The Boss looked grumpy this morning - he was croaky too, and shaking his head at us. A dog has to look away when he does that because, chances are, a dog has done something wrong.
I looked at Queenie and she looked the other way too. Then I remembered that big brown snake I monstered yesterday - that's why he's hoarse, I thought. He was screaming at us to get back from the snake - and lost his voice!
I tried wagging my tail but it didn't do any good. You'd reckon he'd be pleased the way I tore this thing in half but he isn't. He says I'm stupid. But he doesn't appreciate how quick I am.
He was walking Queenie and me down to the dog run late Sunday morning and we spotted it before he did - an Eastern Brown, Pseudonaja textilis, a little over four feet long, caught up between the chicken wire and the fine mesh. Queenie dived in to nip it on the tail and it took off like a rocket across the lawn so we were both onto it in a flash.
The Boss was yelling his head off but you can't let a chance go by can you? The Golden Leave-it-There had seen it too and was making a bee-line for the wriggling reptile and we couldn't let him get there before us. Queenie grabbed the snake somewhere towards its head, I reckon, and I took a big bite down the back and bit it clean in half, flicking the back end high in the air over The Boss's head.
He wasn't as impressed as I thought he'd be - he grabbed us by the scruff and hurled us into the dog run, then went looking for a shovel to finish off the front half, which was sneaking off through the grass. Not showing much pace by now, mind you.
The Boss was red in the face. Smoking, really. He's been trying to tell us to back away from snakes - reckons these browns are the second-most venomous snake in the world and strike high and fast when they're riled. Says a lot of dogs die from brown snake bites and 60% of people who die from snake bite cop it from a brown.
It's Latin name, the textilis bit, comes from the patterns on its skin. The French chappie, Jules Verreaux, who recorded the first one in detail back in 1846, said the fine meshed patterns reminded him of elegant French stockings.

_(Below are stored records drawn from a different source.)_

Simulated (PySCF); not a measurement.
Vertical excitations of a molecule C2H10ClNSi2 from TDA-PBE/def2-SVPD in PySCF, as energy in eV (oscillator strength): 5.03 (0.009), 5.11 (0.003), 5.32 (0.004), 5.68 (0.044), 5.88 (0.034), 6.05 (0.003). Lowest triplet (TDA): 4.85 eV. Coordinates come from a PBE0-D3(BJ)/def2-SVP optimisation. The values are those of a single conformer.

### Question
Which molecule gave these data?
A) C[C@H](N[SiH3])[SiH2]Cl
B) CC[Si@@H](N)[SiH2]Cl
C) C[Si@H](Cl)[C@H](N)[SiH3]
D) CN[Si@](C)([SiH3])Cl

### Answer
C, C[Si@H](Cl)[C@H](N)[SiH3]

They're a handsome snake, The Boss says, and he usually tries to shoo them away if he sees them around the house. He'll walk around behind them slowly and likes the way they lift their head to watch, then slither off in the other direction.
Unless we're around, in which case he gets edgy. Real edgy. Queenie and I reckon we'd be okay even if a brown sunk its fangs in, though. The Boss would run us into town to the Vet and get some of that anti-venom into us. We might be low key for a day or so but hey, $1200 later we'd be back to normal.
And what's money to The Boss when he's got such a useful hound, like me? Woof!